Considerations for Restaurant Valuation
Keep in mind, there are countless considerations potential buyers and investors will mull over before they cut you a check. Here are just a few of them.
1) Cost of Assets/Equipment
Restaurants have various types of equipment required to run the business. If someone buys your business, are they also buying this equipment or just the name? If they are buying the equipment, is it all paid for, or is some of the larger equipment being leased or rented?
This also ties in to liquidation valuation, since when it comes down to it, the assets is the only guaranteed worth of the business. After all, you can buy a pizzeria with the world's best oven included, but if you don't have a good pizza cook on your team, that oven will only generate its market worth when you sell it after you go out of business.
2) The Economy
The state of the economy and the market can have an enormous impact on the valuation of your business. If the economy is down and the deal is over a high-end restaurant, chances are the sales aren't going to skyrocket overnight, meaning the restaurant could be worth less than it once was or could be. As always, this is a risk one would face when buying or selling any business, and this can be frustrating since this is mostly out of your control.
3) Experience/Expertise of the Investor
If you're like me, you've seen your fair share of "Shark Tank" episodes. In some of these episodes, a shark will make a bid for a larger share of equity (ownership) of a company at a lower price because they believe they will make the company worth more in the long run.
This is all part of the negotiation. Let's say you are looking for a strategic investment partner to help grow your restaurant business or expand into a franchise.
One investor offers you an equity deal of $200,000 for 20% - a $1 million valuation.
Another potential investor offers you $200,000 for 25% - only an $800,000 valuation.
At a first thought, you may tell yourself this is simple and side with the first investor. You'll keep more equity and control. However, while the second deal leaves you with less ownership of the restaurant, it does not necessarily devalue your company - at least not in the way that you think it will.
Maybe the second offerer has years of experience growing restaurant businesses. Would you be more likely to accept the offer then? Now you must decide if your 80% retained from partnering with the first investor will be more in the long run than 75% with the second investor.
If the second investor has the potential to grow your business more than the first investor, your slice of the pie would be comparatively smaller - but you'd have a much larger pie. In other words, 75% of a billion dollar company is much more than 80% of a million dollar company.

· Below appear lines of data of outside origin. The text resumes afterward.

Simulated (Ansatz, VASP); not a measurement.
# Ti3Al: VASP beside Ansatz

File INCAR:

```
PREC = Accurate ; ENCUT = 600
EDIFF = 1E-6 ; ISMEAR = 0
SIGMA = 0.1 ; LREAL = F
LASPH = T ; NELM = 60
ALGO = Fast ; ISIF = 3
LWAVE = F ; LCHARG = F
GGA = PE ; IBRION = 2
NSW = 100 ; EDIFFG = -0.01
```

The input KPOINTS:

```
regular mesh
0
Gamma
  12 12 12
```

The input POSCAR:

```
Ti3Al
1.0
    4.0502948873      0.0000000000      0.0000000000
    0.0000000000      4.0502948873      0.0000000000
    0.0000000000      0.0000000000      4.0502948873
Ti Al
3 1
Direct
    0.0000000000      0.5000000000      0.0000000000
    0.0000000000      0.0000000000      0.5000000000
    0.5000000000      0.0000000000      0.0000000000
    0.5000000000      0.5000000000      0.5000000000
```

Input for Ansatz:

So when valuing a restaurant, ask yourself what value each partner will bring to the table and how they can grow the business.
4) Age of the Business
How established is the company? If it's a relatively new business but has been performing well, this could entice an investor or a business buyer into getting in on the ground floor. However, it can be just as equally scary to other investors, who may see your restaurant as a fad instead. Ultimately, when it comes to the age of the business, investors want to know how much your business will grow, whether or not it will stay consistent, and if it's doomed for failure.
5) Customer Loyalty
Some restaurant owners make a point to know their customers. Some restaurants also have well-known chefs behind the scenes.
When a restaurant is acquired, one or both of these individuals may be out the door - as could be the customers they bring in.
Before determining a restaurant's worth, find out if the customers are loyal to the brand or the people behind it. If all the business' regulars disappear when the ownership papers are transferred, the initial valuation goes out the window.
Ways to Value a Restaurant
There are countless ways to value a business or a restaurant. Not only do all of the factors listed above play a role in any negotiation, there are several technical methods financial experts will go about coming up with what they believe to be a fair deal.
Below are three of the most common business valuation methods that restaurateurs should consider first.
1) Income Valuation Method
The income approach looks at how much income a business will generate for its owners. Needless to say - the higher the projected income, the higher valuation a business tends to be given.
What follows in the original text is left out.